President Emmerson Mnangagwa has come under fire for calling on Zimbabweans to “bury” the past with critics saying the country cannot move forward without first addressing injustices such as Gukurahundi.


While addressing Zanu PF supporters at Nyamhunga Stadium in Kariba on Wednesday, Mnangagwa said “the past is dead” and there was need to look to the future.
However, governance expert Tony Reeler said if Mnangagwa wants Zimbabweans to forget the past, he should be prepared to also forget the liberation struggle.
“You cannot ignore the past, because you need to build on that past to move forward,” he said. “If we talk of forgetting the past, can we also forget the liberation struggle since it is in the past?”

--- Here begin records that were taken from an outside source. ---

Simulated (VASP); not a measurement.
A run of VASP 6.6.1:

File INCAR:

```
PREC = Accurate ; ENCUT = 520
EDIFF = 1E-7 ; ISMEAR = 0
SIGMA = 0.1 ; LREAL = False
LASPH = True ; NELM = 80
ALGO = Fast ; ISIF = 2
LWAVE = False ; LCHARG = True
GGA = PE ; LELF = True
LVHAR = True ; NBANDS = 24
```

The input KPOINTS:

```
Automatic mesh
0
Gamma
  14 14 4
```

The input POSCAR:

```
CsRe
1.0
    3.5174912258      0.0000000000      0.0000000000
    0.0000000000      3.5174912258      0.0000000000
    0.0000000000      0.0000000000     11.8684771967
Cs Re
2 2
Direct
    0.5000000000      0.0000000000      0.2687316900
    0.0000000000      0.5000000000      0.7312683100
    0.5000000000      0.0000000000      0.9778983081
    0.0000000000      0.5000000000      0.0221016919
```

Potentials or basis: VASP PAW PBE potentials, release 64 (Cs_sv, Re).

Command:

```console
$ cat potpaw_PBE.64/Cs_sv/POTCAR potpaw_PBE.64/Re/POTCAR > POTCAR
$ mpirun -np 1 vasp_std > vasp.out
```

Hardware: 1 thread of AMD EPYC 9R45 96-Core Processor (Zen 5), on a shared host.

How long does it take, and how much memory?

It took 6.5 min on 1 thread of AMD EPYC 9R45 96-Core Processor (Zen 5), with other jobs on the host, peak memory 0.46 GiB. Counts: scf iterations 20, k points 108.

Grace to Heal founder, Reverend Ray Motsi, who is also a member of the National Transitional Justice Working Group (NTJWG), a platform of over 90 organisations championing national healing, said the past was important because one needed closure to carry on.

“Anybody in his right senses cannot say let bygones be bygones. I think what the president means is that we need commitment to move forward,” he said.

“If you kill my wife, can we say let bygones be bygones?

“So let’s give President Mnangagwa the benefit of doubt and assume he means we need commitment as a nation to move forward. But then what are the mechanisms that will help us to move forward, that help us not to go back to a painful past?

“Because you cannot tell people from Matabeleland, where over 20 000 people were killed during Gukurahundi, to just forget.”

Motsi said engagement was the best way in ensuring that people can move forward.

“The first port of call is acknowledgement. Victims and survivors need acknowledgement on who did what, truth-telling. Next it’s engagement, let victims talk,” he said.

“The National Peace and Reconciliation Commission is a good beginning on engagement. The perpetrator cannot just talk of forgiveness, let the victims speak.”

Addressing a community dialogue on national healing convened by the NTJWG in Bulawayo, Gilford Sibanda of Ibhetshu Likazulu said forgiveness could not be an instruction.

“Due process needs to be followed, starting with the truth, followed by justice, forgiveness, healing, then reconciliation,” he said.

The NTJWG has come up with minimum standards for an effective national healing process, among them public participation and victim centrality.

Zimbabweans have never had a chance for healing as they have faced many human rights violations, which include liberation war-related atrocities, Gukurahundi, 2000, 2002, and 2008 electoral violence; and Operation Murambatsvina, among others.

Recently, stakeholders, who attended a national healing conference under the theme NPRC — What’s Next?, in Harare called for national dialogue and truth-seeking in the aftermath of last year’s military coup that saw Mnangagwa replacing his mentor Robert Mugabe.